Using a handheld mobile phone while driving is to be made illegal.
Police say using a mobile impairs driving
Ministers say the new offence is to take effect from 1 December this year, with offenders fined £30 initially - rising to a maximum £1,000 if their case goes to court.
Those caught breaking the ban would also get three penalty points on their driving licences for each offence.
Under current laws motorists can only be prosecuted for using mobiles if they fail to keep proper control of their vehicle - there is no actual law specifically prohibiting the use of mobiles while driving.
The government announced it was considering the law change last August. Since then it has consulted the public and experts on the proposal - with nearly 90% of responses in favour of a ban.
The planned new law will have to be approved by Parliament and be added to the Road Vehicles (Construction and Use) Regulations.
Roads Safety Minister David Jamieson said: "Driving whilst using a mobile phone is dangerous.
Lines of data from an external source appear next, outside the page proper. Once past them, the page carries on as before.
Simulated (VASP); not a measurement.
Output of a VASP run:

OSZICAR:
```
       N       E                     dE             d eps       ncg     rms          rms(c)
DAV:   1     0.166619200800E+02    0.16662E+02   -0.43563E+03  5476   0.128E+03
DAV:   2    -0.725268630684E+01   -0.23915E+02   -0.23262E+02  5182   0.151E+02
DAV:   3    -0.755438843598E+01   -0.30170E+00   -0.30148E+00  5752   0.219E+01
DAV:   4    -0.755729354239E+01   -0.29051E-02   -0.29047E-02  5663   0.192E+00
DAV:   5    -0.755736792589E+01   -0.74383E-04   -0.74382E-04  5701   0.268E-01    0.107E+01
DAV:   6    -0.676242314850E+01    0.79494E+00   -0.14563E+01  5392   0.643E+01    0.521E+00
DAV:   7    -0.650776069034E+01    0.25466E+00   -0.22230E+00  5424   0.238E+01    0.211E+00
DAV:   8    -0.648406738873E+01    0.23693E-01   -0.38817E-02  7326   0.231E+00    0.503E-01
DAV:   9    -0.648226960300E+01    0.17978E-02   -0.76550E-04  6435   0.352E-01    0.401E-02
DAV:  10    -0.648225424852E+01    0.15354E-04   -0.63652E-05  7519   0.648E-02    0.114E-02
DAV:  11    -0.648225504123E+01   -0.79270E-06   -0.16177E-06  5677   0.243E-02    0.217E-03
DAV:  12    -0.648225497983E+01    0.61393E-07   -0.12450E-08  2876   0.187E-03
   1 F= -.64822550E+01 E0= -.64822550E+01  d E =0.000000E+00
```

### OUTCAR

"We are all too familiar with the sight of people driving along while holding and talking on their mobile phones.
"Any driver will be distracted by a phone call or text message.
"It affects the ability to concentrate and anticipate the road ahead, putting the driver and other road users at risk.
"Our decision to introduce this new offence will make the roads safer for us all. Missing a call won't kill you - an accident quite possibly could."
Mr Jamieson said other types of behaviour, such as eating and drinking while driving, could be dangerous and were covered by general careless driving laws.
But mobile phone calls posed particular risks as they could often continue for 10 to 15 minutes, he argued.
Research shows that people using a phone while driving are four times more likely to have an accident, says the government.
It is also warning users of hands-free phones that they still risk prosecution for failing to have proper control of their vehicle or for careless or reckless driving.
Studies by the Transport Research Laboratory have suggested using a hand-held mobile is more dangerous than drink driving.
The practice is illegal in more than 30 countries.
The Royal Society for the Prevention of Accidents (Rospa) welcomed the announcement and warned that thousands of accidents had been caused by people talking on the phone, including 20 deaths.
Hands-free phones were being used in at least two of those tragedies. Rospa warned motorists not to swap to hands-free and called for these to be banned as well.
Kevin Clinton, Rospa's head of road safety, said: "We are delighted to see a
new law, but it will not have the impact we have been hoping for if people
switch to hands-free devices instead.
"It is the telephone conversation that is the main problem. People are drawn into the conversation and ignore what is happening on the
road around them."
Mr Clinton was worried phone companies might use the handheld phone ban to market hands-free products.
But Sumit Biswas, from mobile operator Vodafone UK, said: "Drivers should be aware that, just because it is legal to use a fixed,
hands-free mobile phone in a car, it does not necessarily mean it is safe to do
A survey by the RAC motoring organisation last year suggested most drivers backed a handheld phone driving ban.
Andrew Howard, head of road safety for the AA motoring trust, predicted the law change would see phone driving "plunge drastically".
He told BBC News Online: "It's a bit like the seat belts law - nobody bothered with them until the law came out although they knew it made sense."
Why no eating ban?
Mr Howard thought that the new law would give people the excuse they wanted to stop using their mobiles without worrying about not looking "cool".
Conservative shadow transport secretary Tim Collins welcomed any measures which would genuinely improve road safety.
"But there are a number of anomalies and gaps in this new policy," he said.
Mr Collins asked why, for example, mobile phone use should be banned specifically when eating a sandwich or reading a newspaper, were not.